Resource limits in ray.remote functions

In ray.remote(num_cpus=X), is this an upperbound on the number of cpus this function can access?

ray.remote(num_cpus=X)
def f(i):
    return i

So if I set X = 10 and run the following:

results_refs = [for ray.remote(i) for i in range(100)] 
results = ray.get(result_refs) 

Ray should technically not use more than 10 cpus at a time for this task. Am I correct?

Note that resources you specify for ray tasks and actors don’t really enforce the real resource isolation (so the task can still use more then 10 cpus). You can think you are just giving a hint to our scheduler to have a right scheduling decision. Real resource isolation is typically a job for VM or containers.

If you really would like to have resource isolation such as enforcing cpu affinity, you can use other libraries. For example, you can use pstuill to achieve this python - How to run ray correctly? - Stack Overflow

I believe ray.wait was what I was looking for, but I am not sure.

I followed this advice:

[Ray Tips and Tricks, Part I — ray.wait | by Dean Wampler | Distributed Computing with Ray | Medium]

By controlling num_returns argument in ray.wait, I was able to process only those tasks that were “batched”. I am not sure if this is the correct approach though.

The problem I am having is that ray.init was already called with N num_cpus beforehand and I am making calls to an API inside a task where the number of calls to the API is rate limited to only 10 concurrent connections.

Ah, I see. I misunderstood your question I think.

So, in your example, Ray can only run total_num_cpus // 10 number of tasks at a time.

Using ray.wait is one of solutions to achieve this. For example,

@ray.remote(num_cpus=1)
def f():
    pass

refs = [f.remote() for _ in range(10)]
# Rate limit to 10 tasks running at a time.
ready, unready = ray.wait(refs, timeout=0)
while unready:
    ray.get(ready) # do something with this
    if len(unready) <= 10:
        for _ in range(10 - len(unready)):
           unready.append(f.remote())
    ready, unready = ray.wait(unready, timeout=0)

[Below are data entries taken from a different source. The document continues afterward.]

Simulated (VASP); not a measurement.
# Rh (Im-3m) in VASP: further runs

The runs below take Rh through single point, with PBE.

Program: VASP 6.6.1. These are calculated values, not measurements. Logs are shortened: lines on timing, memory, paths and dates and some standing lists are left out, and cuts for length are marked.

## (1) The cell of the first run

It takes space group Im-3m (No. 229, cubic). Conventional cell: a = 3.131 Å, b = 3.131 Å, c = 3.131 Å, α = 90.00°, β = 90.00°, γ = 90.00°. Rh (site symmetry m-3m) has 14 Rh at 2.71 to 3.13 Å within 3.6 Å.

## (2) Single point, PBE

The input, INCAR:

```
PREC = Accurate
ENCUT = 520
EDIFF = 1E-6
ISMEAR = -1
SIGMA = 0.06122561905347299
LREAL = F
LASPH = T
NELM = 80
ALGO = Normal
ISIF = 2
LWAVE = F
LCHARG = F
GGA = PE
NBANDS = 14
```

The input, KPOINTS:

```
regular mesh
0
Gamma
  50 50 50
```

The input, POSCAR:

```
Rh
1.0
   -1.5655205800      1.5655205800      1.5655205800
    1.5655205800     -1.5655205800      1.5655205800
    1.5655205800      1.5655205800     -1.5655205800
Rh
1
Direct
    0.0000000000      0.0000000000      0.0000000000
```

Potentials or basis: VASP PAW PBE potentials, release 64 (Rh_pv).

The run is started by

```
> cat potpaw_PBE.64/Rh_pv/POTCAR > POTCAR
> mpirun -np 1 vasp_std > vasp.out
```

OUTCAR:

This is super interesting. Now I am totally confused about what setting num_cpus does. I have 48 total_num_cpus. So setting num_cpus=10 in the tasks allows only 48//10 tasks to run at a time?

Yes. You can think each task consumes 10 cpus from 48 when they are running, and they are returned when the task is done.

What is use cases would there be for setting num_cpus > 1. This would allow for say a library to use parallel computation inside a task or allow vectorization with say, numpy?

Yeah I also saw people setting num_cpus > 1 when they use OMP_NUM_THREADS > 1 as well I think.